‘The Fence’ Review: Claire Denis’ Latest Film Is a Consuming Drama About Death

TIFF 2025: Isaach De Bankolé gives a typically excellent performance even when the film is not Denis’ best

Matt Dillon (front) and Isaach De Bankolé in "The Fence"
"The Fence" (Credit: TIFF)

Though full of a distinct sense of atmosphere and compelling performances, Claire Denis’ “The Fence” is a work that could be mistaken for being more slight upon first glance. Based on the Bernard-Marie Koltès play “Black Battles with Dogs,” it’s a dialogue-heavy film that is largely confined to a single location, a construction site in Africa where a death has occurred.

However, for those who have seen her recent films, such as the haunting “High Life,” you’ll know that Denis has never let even the smallest of stories feel insignificant. If anything, the more she hones in on people and draws us into their worlds, the more it is that we can feel something quietly immense grabbing hold of us.  

The same is true with “The Fence” as it becomes clear that the acclaimed French director is returning to some of the ideas she has explored about colonization in films like the essential “Beau Travail” while almost ending up somewhere closer to a type of spiritual horror where the loss at the film’s core slowly consumes everything in its path.

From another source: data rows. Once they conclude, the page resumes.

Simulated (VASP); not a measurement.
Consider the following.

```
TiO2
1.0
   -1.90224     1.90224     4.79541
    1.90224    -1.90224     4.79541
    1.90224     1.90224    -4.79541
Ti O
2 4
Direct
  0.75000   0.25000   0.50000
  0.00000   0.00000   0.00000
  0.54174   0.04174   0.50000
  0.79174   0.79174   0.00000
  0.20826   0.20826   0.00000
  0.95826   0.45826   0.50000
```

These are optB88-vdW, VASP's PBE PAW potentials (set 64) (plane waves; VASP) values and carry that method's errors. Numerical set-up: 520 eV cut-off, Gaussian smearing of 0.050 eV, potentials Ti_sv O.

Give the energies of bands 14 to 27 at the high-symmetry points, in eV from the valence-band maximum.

It’s not her best work by any means (that remains the painfully transcendent “Trouble Every Day”), but it’s something that can’t be dismissed either. For all the ways it can feel like she’s working through some of the more agonizing elements boiling underneath the film, the entire framing is about intentionally holding us at a distance until the casual cruelty that set everything in motion makes that impossible. It’s cinema as a reckoning, but one that also shows how inefficient such reckonings can be when the wheels of violence just keep on turning. 

The one caught in the wheels of this violence is an African worker (Brian Begnan) who supposedly died in an accident while working at the construction site. His brother Alboury, played by the always excellent Isaach De Bankolé, then comes to retrieve his body and bring him back home. Despite the increasingly ridiculous excuses of the British construction supervisor, Horn (Matt Dillon), he stands and waits. And waits. And waits some more.

Soon, we see Horn’s underling Cal (Tom Blyth) is going to retrieve his wife, Leonie (Mia McKenna-Bruce) for him. Horn, desperately clinging to a false tranquility with the hope that all can be fixed when she arrives, does everything he can to try to get Alboury to leave. He doesn’t and things steadily grow more tense as Leonie gets closer to the construction site. 

This all seems quite simple on paper, but underneath every line of dialogue is a growing sense of unease that Denis contrasts with the ordinary rhythms of the site. Never once overplaying her hand, she lets us begin to understand the everyday cost of doing business that the site pays in money and the community in human lives. We see how Horn is familiar with paying off families after their loved ones die and doesn’t think this will be any different.

Yet as the night grows darker, the two increasingly go back and forth, neither seeming like they will move an inch. Then, you see how Horn’s excuses are becoming more cowardly rationalizations and eventual confessions that whither under the piercing stare of De Bankolé. Even as Dillon is the one with more to do and dialogue to speak, it’s an outstanding De Bankolé who holds the camera with such intensity that you don’t dare look away for even a second. 

As shot by the excellent cinematographer Eric Gautier, who previously collaborated with Denis on “Both Sides of the Blade” and “Stars at Noon,” everything about the site and the fence that separates the two men makes it feel as though we’re trapped in some sort of purgatory. One could reduce the film to a morality play with neat answers, but it’s more of a technically focused deconstruction of violence and desire than it is anything else. Just as Leonie’s arrival reveals how Cal is jealous of Horn, the violence that always remains just out of frame becomes something that those inside the fence try to keep buried. But there is no keeping such things buried, no matter how much the characters desperately try. 

When everything is then inevitably dug up and laid out in the open, there’s something almost intentionally unsatisfying about the moment. A flashback, a narrative device Denis has always tended to forcibly lean on in her films to spell out information, that should be shattering actually feels woefully inevitable when we already know that the “accident” at the beginning of the film was just the common story that Horn tells on behalf of his bosses.

In every camera move Denis makes and each restrained yet riveting line delivery from De Bankolé, this all eventually gets broken down. When “The Fence” proceeds to leave this site of violence behind, the lack of justice or catharsis is the point. Though a small film in many regards, it’s the quiet despair we arrive at and the death that gets shouldered where we feel the film’s weight crushing down on those still outside the fence all the same.